Local residents heading to Australia this summer for work placement
Learning down under
STELLARTON - Matt MacKenzie has never flown before so he's making sure his first flight is a doozy.
When he takes to the skies in Halifax on Sunday he won't be touching down until a couple of days later in Sydney, Australia.
"I have never been on a plane before. It's kind of intense. Now, I'm going as far as you can go," the 20-year-old Salmon River resident said. "The farthest I've ever gone is Maine in my whole life. It's an exhilarating experience. Dad's a little bit jealous. The one place he wants to go is Australia."
MacKenzie's destination is Sydney City Toyota where he's going to a four-week on-the-job-training component for his automotive service and repair class at the community college in Stellarton.
He is going with his girlfriend Julie MacKenzie and they're staying with Julie's aunt and uncle Greg and Pat Reid, who have lived in Australia for several years.
Julie was going for a visit and MacKenzie decided to go after landing the placement with the Toyota dealership. Julie, a third-year student at the NSAC, is doing a fourth-year project at the University of Sydney, studying frog mortality around the city.
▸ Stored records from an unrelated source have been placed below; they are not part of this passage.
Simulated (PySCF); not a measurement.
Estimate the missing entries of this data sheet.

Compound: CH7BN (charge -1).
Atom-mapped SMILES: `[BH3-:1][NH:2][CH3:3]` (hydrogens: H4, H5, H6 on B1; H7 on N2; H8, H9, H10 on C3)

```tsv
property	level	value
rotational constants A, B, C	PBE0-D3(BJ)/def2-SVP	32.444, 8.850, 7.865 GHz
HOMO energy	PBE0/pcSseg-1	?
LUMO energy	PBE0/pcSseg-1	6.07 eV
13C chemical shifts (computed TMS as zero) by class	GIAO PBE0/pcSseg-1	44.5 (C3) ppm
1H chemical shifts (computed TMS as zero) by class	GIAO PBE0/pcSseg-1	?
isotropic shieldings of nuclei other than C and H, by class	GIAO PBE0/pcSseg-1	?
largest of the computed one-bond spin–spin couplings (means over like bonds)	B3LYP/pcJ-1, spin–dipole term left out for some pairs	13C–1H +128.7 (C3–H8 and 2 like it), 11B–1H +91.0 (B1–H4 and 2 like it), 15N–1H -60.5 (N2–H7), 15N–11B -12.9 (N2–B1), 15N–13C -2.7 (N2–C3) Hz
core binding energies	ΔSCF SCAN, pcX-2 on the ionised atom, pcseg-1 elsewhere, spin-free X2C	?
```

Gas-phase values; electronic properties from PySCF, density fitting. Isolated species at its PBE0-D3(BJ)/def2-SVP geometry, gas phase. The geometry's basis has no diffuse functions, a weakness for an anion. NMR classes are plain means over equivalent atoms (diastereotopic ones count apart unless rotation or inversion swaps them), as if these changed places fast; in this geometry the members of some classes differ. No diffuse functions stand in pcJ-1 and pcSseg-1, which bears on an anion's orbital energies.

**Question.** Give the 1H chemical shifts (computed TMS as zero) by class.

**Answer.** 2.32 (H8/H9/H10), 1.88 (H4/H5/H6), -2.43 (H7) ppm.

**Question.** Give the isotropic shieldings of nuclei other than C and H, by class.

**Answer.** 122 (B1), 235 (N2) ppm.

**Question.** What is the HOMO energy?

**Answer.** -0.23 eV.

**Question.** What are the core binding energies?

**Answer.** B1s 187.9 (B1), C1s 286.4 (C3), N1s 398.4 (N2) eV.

"It's a huge project," she said. "I think I am working with parasites that are affecting the frogs."
Julie is majoring in animal science with minors in environmental science and aquaculture. She contacted universities and zoos to see if there was any research work she could do during the summer.
While pleased with the frog project she was a little surprised given her major. But they believe it is a good fit given her minors.
And it may help her future career, as she has interest in endangered animals.
Matt said technology helped in setting up the work placement.
"It was all done through e-mail," he said. "I wrote a general e-mail and got an e-mail back asking what I meant by work term. She (his contact at Sydney City Toyota) said she'd look into it and bingo."
Damian Hall, of the automotive service and repair program, said MacKenzie has plenty of initiative and he showed it by setting up this placement on his own.
"He thought it up and approached me and asked if the college would support it. I thought 'Why not? He's going to a dealership and their apprenticeship is similar to the Canadian and European models.' It's all legit. He gave this a lot of thought and followed up on it."
Hall said MacKenzie is the kind of student that instructors like in their classes.
"I wouldn't hesitate to recommend him for employment. He's a good all-around guy."
The duo plan to do usual tourist things too. After all, they're going to be there until July 16.
"We're going to do some working and travelling. We're going to do the Sydney bridge walk, some jet boating and mountain climbing."
And, of course, he's going to take lots of
"Mom's giving me her camera," he said with a grin. "When I ask people what they want me to take pictures of, they all say, 'kangaroos.'"
MacKenzie has done a bit of research it appears on the wildlife in Australia. He said they have 32 of the world's 47 most poisonous snakes and plenty of poisonous spiders too.
"I can handle snakes, but I don't do spiders. They're too weird and ugly looking."
He's not a fan of snakes but MacKenzie said he definitely can handle the warm 'winter' weather. He said the temperature there last week was 20C in the day and 17C at night.
It goes without saying that he'll be leaving the parka, toque and winter boots at home.
"I might bring a hoodie."
Julie isn't worried about the weather, either.
"My aunt told me it's going to be pretty cold and to bring my jacket but it only goes down to 13C at night," she said. "It was 12C here and I was in shorts. I think I'll be OK."